February 21 is celebrated the world over as International Mother Language Day. Chosen by UNESCO in 1999 as the day to honour mother tongues and linguistics across the world, February 21 is a historic day for Bangladesh, with a story stained in blood.

It is the story of how a mother tongue became the rallying point for an independence movement, for the first time in human history.

August 1947 saw India getting its freedom from the British and the birth of the Muslim majority nation Pakistan. The newly christened region, however, was divided into West Pakistan, which had predominantly Urdu and Punjabi-speaking people, while East Pakistan comprised of people who spoke Bangla. The regions were around 1600 km away, separated by Indian territory, yet were under the same government, headquartered in East Pakistan.

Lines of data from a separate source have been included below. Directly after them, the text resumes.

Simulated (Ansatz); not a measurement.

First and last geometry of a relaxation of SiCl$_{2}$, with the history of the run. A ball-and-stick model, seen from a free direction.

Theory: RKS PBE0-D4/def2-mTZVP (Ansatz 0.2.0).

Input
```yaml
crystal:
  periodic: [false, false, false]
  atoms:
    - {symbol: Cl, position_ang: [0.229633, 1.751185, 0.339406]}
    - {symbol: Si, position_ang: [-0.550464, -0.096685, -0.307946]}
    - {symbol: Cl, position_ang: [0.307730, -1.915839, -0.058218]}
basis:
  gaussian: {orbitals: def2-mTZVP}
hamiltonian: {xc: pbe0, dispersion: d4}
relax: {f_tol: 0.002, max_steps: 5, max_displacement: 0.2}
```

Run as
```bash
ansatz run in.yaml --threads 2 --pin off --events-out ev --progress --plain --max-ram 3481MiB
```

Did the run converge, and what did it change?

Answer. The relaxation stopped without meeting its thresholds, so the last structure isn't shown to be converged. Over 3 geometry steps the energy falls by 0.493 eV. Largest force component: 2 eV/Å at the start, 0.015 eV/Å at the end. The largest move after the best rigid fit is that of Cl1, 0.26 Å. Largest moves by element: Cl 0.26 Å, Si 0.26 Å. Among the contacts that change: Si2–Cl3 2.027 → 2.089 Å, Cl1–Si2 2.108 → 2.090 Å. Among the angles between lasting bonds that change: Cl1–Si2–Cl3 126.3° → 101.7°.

Urdu and Bangla are completely different languages, with different scripts.
At the time of Partition, the population of West Pakistan was approximately 25 million, while East Bengal (aka East Pakistan) had around 44 million people.

At an education summit held in Karachi in 1947, the West Pakistani-dominated government made Urdu the official language all over the country. This would entail all government communications to have the Urdu language as the mode of communication and it was made mandatory to be taught in schools.

Bangla - the common language in one part of Pakistan- was removed from being an approved school subject,  and was also taken off official currency and stamps.

The announcement was condemned in East Pakistan with several prominent leaders, politicians and student leaders opposing it vehemently over the next five years. The Bengali Language Movement emerged from the grassroots level to oppose cultural and linguistic discrimination and oppression.

Amid tensions, the Governor-General of Pakistan Muhammad Ali Jinnah visited Dhaka and sought to squash the language movement.
In his view, promoters of Bangla were trying to divide the Muslims in Pakistan. Describing the Bangla activists "enemies of Pakistan”, he insisted that “Urdu, only Urdu” would be the official state language.

West Pakistan's refusal to recognise the Bangla language led to the strengthening of the Bengali Language Movement. While the fight was primarily to assert Bangla as an official language of the region, the movement slowly became a broader agenda of cultural and ethnic assimilation and a fight for the right to identity and self-determination.

The movement gained momentum in 1952 after the Pakistani leadership reiterated that only Urdu would be used as the official language.
The declaration caused an uproar in East Bengal. While the police banned gathering of the crowd, student activists called for a protest march on February 21 at Dhaka University.

Scores of people took the streets to protest and were met with a crackdown. Police fired tear gas to ward off students as many tried to break through the barricades. Some were arrested. These arrests sparked further protests, with demonstrators gathering at the East Bengal Legislative Assembly, seeking to have their voices heard by politicians.

During an attempt to storm into the legislature, several student protesters were shot and killed by police. 

Abdus Salam, Rafiq Uddin Ahmed, Abul Barkat, Abdul Jabbar, Shafiur Rahman, Ahi Ullah, Abdul Awal, and an unnamed victim were declared martyrs of the movement. 

They were honoured with the Shaheed Minar memorial in Dhaka.
The deaths caused a further furore and led to demonstrations and widespread disorder across the capital over the next few days.

People from walks of life joined the students in protest and it led to several deaths — including of a 9-year-old boy — at the hands of the police.

The movement of 1952 continued to gain momentum over the years until the brutal Liberation War which gave rise to the creation of Bangladesh in 1971.

The movement caught international attention as it was perhaps the only one in history that strived for linguistic and cultural rights. In 1999, UNESCO decided to honour the movement and the martyrs and declared February 21 as International Mother Language Day.